When the new construction was begun, appellees thought O'Cain would insure it, and O'Cain intended to insure it. No particular company was ever mentioned or agreed upon. In short, the coverage would have been provided in some of O'Cain's companies if he had remembered to attend to it.

O'Cain represents eight companies, six of whom are appellants. The proof shows that O'Cain had the authority to provide coverage on the new addition being constructed by appellees either by (1) issuing a separate builder's risk policy through any one or more of the eight companies in his agency, or (2) cancelling the existing six policies and issuing a written binder in any one or more of the companies in his agency, or (3) endorsing the six policies then in force, in which case *345 he would have to have the form approved by the Mississippi Rating Bureau. O'Cain testified he could have done either of these things to provide coverage.

After the loss, appellees made demand on appellants for payment. Appellants denied coverage and this suit was filed. When appellees, as plaintiffs below, rested their case a motion was made by appellants for a directed verdict. This was overruled. Appellants offered no proof and the lower court directed the jury to find for appellees, and judgment was entered accordingly. Hence this appeal.

The policies of insurance issued by appellants expressly excluded liability for the loss sustained by appellees. The language is clear and there is no basis for any construction that the policies as written cover the loss. If appellees are entitled to recover for the loss, it must be on one of two theories: (1) By applying the doctrines of waiver or estoppel, or (2) a new and binding oral contract of insurance was established between appellees and appellants.

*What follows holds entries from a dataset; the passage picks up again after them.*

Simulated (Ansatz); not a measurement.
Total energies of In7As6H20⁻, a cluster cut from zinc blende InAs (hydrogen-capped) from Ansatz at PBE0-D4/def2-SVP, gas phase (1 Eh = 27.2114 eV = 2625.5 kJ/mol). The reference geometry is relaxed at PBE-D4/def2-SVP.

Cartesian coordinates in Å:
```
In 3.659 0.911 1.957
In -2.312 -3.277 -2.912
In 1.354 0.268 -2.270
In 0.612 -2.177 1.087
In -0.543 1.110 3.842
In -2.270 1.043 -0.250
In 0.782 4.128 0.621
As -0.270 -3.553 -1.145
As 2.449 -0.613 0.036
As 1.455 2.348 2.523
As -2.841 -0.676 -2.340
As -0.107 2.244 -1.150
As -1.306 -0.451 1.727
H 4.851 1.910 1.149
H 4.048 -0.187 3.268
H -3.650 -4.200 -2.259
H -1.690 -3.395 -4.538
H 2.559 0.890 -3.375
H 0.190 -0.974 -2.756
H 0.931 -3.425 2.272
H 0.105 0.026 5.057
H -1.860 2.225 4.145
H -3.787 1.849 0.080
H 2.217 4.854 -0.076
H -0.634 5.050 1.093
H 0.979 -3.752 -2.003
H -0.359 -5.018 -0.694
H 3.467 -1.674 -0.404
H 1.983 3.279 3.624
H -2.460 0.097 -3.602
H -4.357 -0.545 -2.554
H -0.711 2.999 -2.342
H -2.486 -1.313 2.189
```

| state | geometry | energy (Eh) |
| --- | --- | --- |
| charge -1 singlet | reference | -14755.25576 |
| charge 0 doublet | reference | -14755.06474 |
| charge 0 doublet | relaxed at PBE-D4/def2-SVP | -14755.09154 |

The first question is whether appellees may invoke the doctrines of waiver or estoppel to extend the coverage of the policies so as to include the loss. We hold they may not.

Appellees contend that the knowledge and acts of the agent, O'Cain, constituted a waiver of the provisions of the policy, and that appellees were prevented by the acts of the agent from securing other coverage on the new construction. They contend that appellants were estopped to deny that the new addition was not covered.

Appellees cite and rely on the following cases: Continental Insurance Co. v. Thrash, 223 Miss. 344, 78 So. 2d 344; Big Creek Drug Co. v. Stuyvesant Insurance Co., 115 Miss. 333, 75 So. 768; Hartford Fire Insurance Co. v. Clark, et al., 154 Miss. 418, 122 So. 551; Camden Fire Insurance Co. v. Koch, 216 Miss. 576, 63 So. 2d 103; American Central Insurance Co. v. Meredith, 228 Miss. *346 402, 87 So. 2d 871; Bankers Fire and Marine Insurance Co. v. Duggan, (Miss.), 128 So. 2d 544. In each of those cases this Court applied the doctrines of waiver or estoppel to avoid forfeiture. None of those cases involved the question of coverage, and they are not in point. We know of no case in this State where the doctrines of waiver or estoppel were invoked to extend the coverage of the policy.

(Hn 1) This Court follows the general rule that waiver or estoppel can have a field of operation only when the subject matter is within the terms of the policy, and they cannot operate radically to change the terms of the policy so as to cover additional subject matter. Waiver or estoppel cannot operate so as to bring within the coverage of the policy property, or a loss, or a risk, which by the terms of the policy is expressly excepted or otherwise excluded. (Hn 2) An insurer may be estopped by its conduct or knowledge from insisting on a forfeiture of a policy, but the coverage or restrictions on the coverage cannot be extended by the doctrines of waiver or estoppel. Hartford Accident & Indemnity Company v. Lockard, 239 Miss. 644, 124 So. 2d 849, and authorities therein cited. In the Hartford case, the policy covered a truck and expressly provided that it did not apply while the automobile (truck) is used for the towing of any trailer owned or hired by the insured and not covered by like insurance in the company. This Court held that insured could not invoke waiver or estoppel, and that insurer was not liable for injuries sustained when trailer being towed by insured's truck came loose and struck another vehicle. In the Hartford case, effort was made to apply the doctrine of waiver so as to extend the coverage of the policy and materially increase the risk. That is what appellees seek to do in the present case. (Hn 3) This Court holds that the doctrines of waiver or estoppel are not available to appellees in this case.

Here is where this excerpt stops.